Ted's 17T Cryomagnet
The outside dimensions are shown in the diagrams. The solenoid is within the “box” part which is 480 mm long by 360 mm wide. The base of the box is a 480 mm square plate which will be used to mount the magnet on a beamline. It has four holes on a 420 mm square to take mounting bolts. The base-plate has a circular centring recess which will take a 100 mm diameter 5 mm high boss, if required.
Field & neutron access
The maximum field at the sample position is to be 17 T horizontal, parallel to the beam, with 0.1% homogeneity over a 10 mm diameter spherical volume. The input neutron access is a cone extending ±10° around the horizontal field axis illuminating a 10 mm diameter sample. The output scattering angles can extend to a cone ±11° around the horizontal axis. The magnet is be tilt-able by ±10° at field and to operate with horizontal forces up to 100 kg.

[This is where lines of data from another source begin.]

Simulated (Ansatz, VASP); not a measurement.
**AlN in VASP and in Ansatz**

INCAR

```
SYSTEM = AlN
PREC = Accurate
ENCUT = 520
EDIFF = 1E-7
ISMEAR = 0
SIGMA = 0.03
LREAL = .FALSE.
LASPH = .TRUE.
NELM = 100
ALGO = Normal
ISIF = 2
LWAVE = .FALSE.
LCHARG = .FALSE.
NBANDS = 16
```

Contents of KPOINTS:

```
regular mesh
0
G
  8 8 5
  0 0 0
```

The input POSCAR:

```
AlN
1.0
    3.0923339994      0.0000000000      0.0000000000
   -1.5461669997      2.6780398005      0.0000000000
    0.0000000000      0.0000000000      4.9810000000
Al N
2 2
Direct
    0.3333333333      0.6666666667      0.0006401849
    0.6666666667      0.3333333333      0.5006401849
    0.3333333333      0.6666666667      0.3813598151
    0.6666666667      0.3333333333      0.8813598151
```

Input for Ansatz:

With a central field of 17 T, the field at the windows is calculated to be 1.8 T. At 1 m from the centre of the coil, along the axis, it is 25 mT. At 1 m perpendicular to the axis, the field is -12 mT. At larger distances, these fields fall off as 1/r3, as expected for a dipole.
The sample temperature is to be controllable from 1.6 to 300 K (down to 60 mK with the dilution fridge). Sample exchange is to be “side loading”, with the sample holder loaded into the cryostat vacuum (while the magnet is cold) using a demountable dedicated manipulator. For sample change, the cryostat will be rotated so that its axis is 90° to the beam, to allow the manipulator to insert the sample holder along the magnet axis.
There is to be an option to plug in up to 8 low-current leads on the sample holder, to allow additional thermometry, in-situ measurements, or the application of electric fields. For both the low T stages, an optional unit can be used to rotate the sample about a vertical axis by up to 180°. This unit is not very suitable for scanning sample angle, only for adjusting it, and it provides and holds a limited torque, so not suitable for very magnetically anisotropic samples. All of these should be used in collaboration with B'ham/Lund, since changing from VTI to room-temperature bore or dilution fridge is pretty technical and sample change ditto, except for the room-temperature bore which is easy.
Material in the beam
The cryostat will have a very low background, since the only material in the beam (apart from the sample) will be 2 x 5 mm thick sapphire windows (these could be made half this thickness, or of Si, but with increased risk of breakage by any impact), plus < 0.5 mm total thickness of pure Al for LN2T windows. It is envisaged to make an optional re-entrant window which would give access to the magnet centre at room temperature & atmospheric pressure.
By purchase of Be windows, the entire cryostat could be used for X-ray measurements.
Single phase electrical supply. Crane to lift < 400 kg weight of cryostat. Goniometer for tilting, with motors not too close to magnet. Reasonably non-magnetic surroundings to reduce magnetic forces (Motors and forces will have to be tested offline before use). Liquid nitrogen & liquid helium filling, which should give an autonomy for at least 3 days. 16 m3 /hr or greater helium rotary pump for VTI cooling. Turbo pump to evacuate sample change manipulator. Beamtime!